The land's history has its next-door neighbor, Kennesaw Mountain National Battlefield Park, working to scrounge up $2.7 million to buy land. That's the asking price sought by the Cherokee County tract's private owners, who have put the land up for sale.
The site was crossed by Union troops in 1864 as they launched a key skirmish in the Battle of Kennesaw Mountain during Gen. William T. Sherman's march to the sea.
"We have to get the money," said amateur historian Brad Quinlin, a regular visitor to the park. "That's why I want to preserve the land — to tell the stories of the men who fell in battle."
The tract is especially worth fetching, Quinlin says, now that the U.S. this year began marking the 150th anniversary of the Civil War.
The park's head ranger, William R. Johnson, says he agrees the National Park Service should buy the land and preserve it before it can be snatched up by developers.
"By putting it in the park, it becomes part of the battlefield," Johnson said. "It won't become something else."
The Kennesaw tract entered Civil War history in June 1864, when Sherman's army was pushing south from Tennessee toward Atlanta. In their path was Kennesaw Mountain and its heavy contingent of Confederate troops.
By holding the high ground, the Confederates were able to defeat the Union soldiers trying to claim Kennesaw Mountain. The Union lost about 3,000 troops in the battle, compared to about 1,000 Confederates.
The national park that now stands on the battle site averages about 1.5 million visitors each year.
Quinlin, a re-enactor in Civil War battles, says the tract being sold along Burnt Hickory Road is where Union Gen. Joseph Lightburn of West Virginia launched his assault in the 1864 effort to take the mountain.

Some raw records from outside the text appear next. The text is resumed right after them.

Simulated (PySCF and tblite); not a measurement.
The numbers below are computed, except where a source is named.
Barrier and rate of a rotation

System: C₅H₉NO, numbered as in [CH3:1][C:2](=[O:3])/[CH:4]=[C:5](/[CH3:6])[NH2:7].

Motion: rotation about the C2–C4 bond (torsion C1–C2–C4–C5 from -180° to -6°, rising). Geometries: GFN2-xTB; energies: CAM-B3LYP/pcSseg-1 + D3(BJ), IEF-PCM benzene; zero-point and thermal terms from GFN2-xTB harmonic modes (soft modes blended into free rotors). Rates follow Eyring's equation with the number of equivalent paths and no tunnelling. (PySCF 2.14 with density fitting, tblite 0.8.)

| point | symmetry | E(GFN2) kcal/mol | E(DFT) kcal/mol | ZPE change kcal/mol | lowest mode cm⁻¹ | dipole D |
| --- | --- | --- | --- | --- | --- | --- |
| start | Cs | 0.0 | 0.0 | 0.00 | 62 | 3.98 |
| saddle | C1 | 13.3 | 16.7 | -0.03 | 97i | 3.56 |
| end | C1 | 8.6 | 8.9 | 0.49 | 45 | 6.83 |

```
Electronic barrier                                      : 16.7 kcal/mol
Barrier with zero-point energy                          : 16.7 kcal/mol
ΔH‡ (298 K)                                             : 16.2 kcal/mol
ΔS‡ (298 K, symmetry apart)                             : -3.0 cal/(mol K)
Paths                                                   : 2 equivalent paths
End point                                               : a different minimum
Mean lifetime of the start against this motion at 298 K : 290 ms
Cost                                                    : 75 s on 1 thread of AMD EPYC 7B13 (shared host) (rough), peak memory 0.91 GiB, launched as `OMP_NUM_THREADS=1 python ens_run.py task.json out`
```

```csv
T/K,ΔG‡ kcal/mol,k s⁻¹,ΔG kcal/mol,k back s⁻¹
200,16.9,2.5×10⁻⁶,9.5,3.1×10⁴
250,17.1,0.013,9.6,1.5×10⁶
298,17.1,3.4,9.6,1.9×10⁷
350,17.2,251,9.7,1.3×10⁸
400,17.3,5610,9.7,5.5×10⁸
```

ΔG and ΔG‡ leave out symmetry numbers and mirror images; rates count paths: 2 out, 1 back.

After getting the blessing of the Kennesaw Mountain Historic Association, Quinlin visited Washington in May to urge Georgia lawmakers to lend support for buying the tract using the federal Land and Water Conservation Fund, which totaled $126 million in the last fiscal year.
The Kennesaw battlefield is in the district of Rep. Phil Gingrey, R-Ga., who says he'd like see park expand.
But the site is just one of many the National Park Service would like to buy, said agency spokesman Jeffrey Olson.
"There's a long, long list," Olson said. "It can take a long time to . . . get funding."